Paging in SQL Server 2005

January 10, 2008

By David Beahm

Introduction

Developers and database administrators have long debated methods for paging recordset results from Microsoft SQL Server, trying to balance ease of use with performance. The simplest methods were less efficient because they retrieved entire datasets from SQL Server before eliminating records which were not to be included, while the best-performing methods handled all paging on the server with more complex scripting. The ROW_NUMBER() function introduced in SQL Server 2005 provides an efficient way to limit results relatively easily.

Paging Efficiency

In order to scale well, most applications only work with a portion of the available data at a given time. Web-based data maintenance applications are the most common example of this, and several data-bindable ASP.NET classes (such as GridView and Datagrid) have built-in support for paging results. While it is possible to handle paging within the web page code, this may require transferring all of the data from the database server to the web server every time the control is updated. To improve performance and efficiency, data which will not be used should be eliminated from processing as early as possible.

Paging Methods

Many popular databases offer functions allowing you to limit which rows are returned for a given query based upon their position within the record set. For example, MySQL provides the LIMIT qualifier, which takes two parameters. The first LIMIT parameter specifies which (zero-based) row number will be the first record returned, and the second parameter specifies the maximum number of records returned. The query:

SELECT * FROM table LIMIT 20,13

…will return the 20^th through the 32^nd records — assuming at least 33 records are available to return. If fewer than 33 records are available, the query will return all records from record 20 on. If fewer than 20 records are available, none will be returned.
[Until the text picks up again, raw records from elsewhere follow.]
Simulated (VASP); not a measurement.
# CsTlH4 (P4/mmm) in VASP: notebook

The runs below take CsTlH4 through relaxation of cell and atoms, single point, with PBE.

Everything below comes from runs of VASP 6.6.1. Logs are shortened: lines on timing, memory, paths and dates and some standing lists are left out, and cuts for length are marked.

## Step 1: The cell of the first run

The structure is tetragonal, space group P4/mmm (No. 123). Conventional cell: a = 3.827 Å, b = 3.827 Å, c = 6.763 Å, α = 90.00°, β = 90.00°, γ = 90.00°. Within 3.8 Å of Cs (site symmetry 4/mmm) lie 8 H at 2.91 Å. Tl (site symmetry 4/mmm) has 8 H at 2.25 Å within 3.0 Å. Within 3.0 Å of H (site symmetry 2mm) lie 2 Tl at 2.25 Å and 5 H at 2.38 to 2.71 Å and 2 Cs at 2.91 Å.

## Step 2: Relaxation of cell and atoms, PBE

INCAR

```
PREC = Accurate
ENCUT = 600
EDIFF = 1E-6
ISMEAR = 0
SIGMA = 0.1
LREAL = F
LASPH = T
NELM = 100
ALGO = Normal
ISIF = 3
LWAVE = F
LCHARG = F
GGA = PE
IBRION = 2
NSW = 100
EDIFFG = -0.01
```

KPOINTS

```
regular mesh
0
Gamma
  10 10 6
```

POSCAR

SQL Server does not have this functionality, however the 2005 release does have a number of other new tricks. For instance, support for CLR procedures means it is possible to use existing paging methods to write VB.NET or C# code that would execute within the SQL Server environment. Unfortunately, CLR procedures are not as efficient as native Transact SQL. To ensure best performance, queries should still be written in TSQL whenever practical.

Using ROW_NUMBER()

TSQL in the 2005 release includes the ROW_NUMBER() function, which adds an integer field to each record with the record’s ordinal result set number. Stated more simply, it adds the record’s position within the result set as an additional field so that the first record has a 1, the second a 2, etc. This may appear to be of little value, however by using nested queries we can use this to our advantage.

To demonstrate ROW_NUMBER() and to explore how the paging solution works, create a simple salary table and populate it with random data using the following commands:

CREATE TABLE [dbo].[Salaries]( [person] [nvarchar](50) NOT NULL, [income] [money] NOT NULL, CONSTRAINT [PK_salaries] PRIMARY KEY CLUSTERED( [person] ASC


)) ON [PRIMARY]

GO
INSERT INTO Salaries VALUES ('Joe', '28000')

INSERT INTO Salaries VALUES ('Sue', '96000')

INSERT INTO Salaries VALUES ('Michael', '45000')

INSERT INTO Salaries VALUES ('John', '67000')

INSERT INTO Salaries VALUES ('Ralph', '18000')

INSERT INTO Salaries VALUES ('Karen', '73000')
INSERT INTO Salaries VALUES ('Waldo', '47000')

INSERT INTO Salaries VALUES ('Eva', '51000')

INSERT INTO Salaries VALUES ('Emerson', '84000')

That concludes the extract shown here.